Empowering Through Education: JRS’s Language Classes in Addis Ababa

14 February 2024|Paula Casado Aguirregabiria

Meet Thomas Beyene, a dedicated Eritrean Incentive Staff member at JRS, contributing to the transformative journey of young refugees. Since November 2019, he has been teaching English at the CPC (Child Protection Centre).

Learning English is not just about linguistic skills; it’s a gateway to international communication, future opportunities, and inclusion for refugees. The classes at JRS cover both Amharic and English, acknowledging the linguistic diversity among beneficiaries.

The majority, being Eritreans, face a language barrier in Addis Ababa, where English and Amharic prevail. To facilitate integration into the community, JRS offers three levels of English classes: beginners, intermediate, and advanced. The age group ranges from 10 to 24 years old, with varying attendance throughout the year.

During school holidays, around 100 students, predominantly girls, participate. In contrast, during the school period, the number reduces to 50/60, with a shift toward more male students. Thomas notes that most students show remarkable progress, often achieving conversational abilities in both Amharic and English within 3 to 4 months.

While language proficiency is a primary focus, the overarching goal is to enable these children to enroll in formal education. The emphasis is on empowering them to make choices, with a strong advocacy for joining formal schools. However, not all students opt for this path, and notably, it’s often boys who decide against formal Ethiopian education.

Understanding the significance of language in adapting to local practices and cultures, especially Amharic, Thomas highlights its role in mitigating cultural shock. Eritrean and Ethiopian cultures, despite some similarities, differ, and language acts as a bridge for integration.

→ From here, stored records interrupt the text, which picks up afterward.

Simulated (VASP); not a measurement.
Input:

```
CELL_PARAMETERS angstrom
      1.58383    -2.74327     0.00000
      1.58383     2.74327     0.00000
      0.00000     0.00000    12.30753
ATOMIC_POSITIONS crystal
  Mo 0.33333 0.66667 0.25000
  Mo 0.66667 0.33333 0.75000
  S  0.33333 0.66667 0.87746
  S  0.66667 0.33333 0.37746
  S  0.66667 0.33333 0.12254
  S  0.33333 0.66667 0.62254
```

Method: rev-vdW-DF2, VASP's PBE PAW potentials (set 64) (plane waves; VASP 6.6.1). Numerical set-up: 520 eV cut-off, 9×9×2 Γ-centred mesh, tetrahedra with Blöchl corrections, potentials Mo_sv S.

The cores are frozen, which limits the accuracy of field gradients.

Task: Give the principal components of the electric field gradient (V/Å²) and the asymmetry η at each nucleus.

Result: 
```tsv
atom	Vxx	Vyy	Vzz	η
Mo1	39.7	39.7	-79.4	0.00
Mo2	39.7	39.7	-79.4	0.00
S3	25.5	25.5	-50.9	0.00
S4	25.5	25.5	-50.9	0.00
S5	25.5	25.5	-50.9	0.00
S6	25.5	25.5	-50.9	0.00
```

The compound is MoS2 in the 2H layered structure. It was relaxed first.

In response to security concerns in Ethiopia and Addis, reflected in increased police checks and difficulties in movement, JRS initiated “Make-up Classes.” These recovery classes provide an opportunity for youth who miss regular lessons due to safety concerns. While not ideal, given the current exceptional circumstances, these classes aim to compensate for lost hours and offer a second chance for learning.

Despite the challenges, the biggest hurdle remains student attendance. JRS continues its unwavering commitment to providing quality education, recognizing that education is not just about learning a language; it’s about empowering individuals to shape their futures.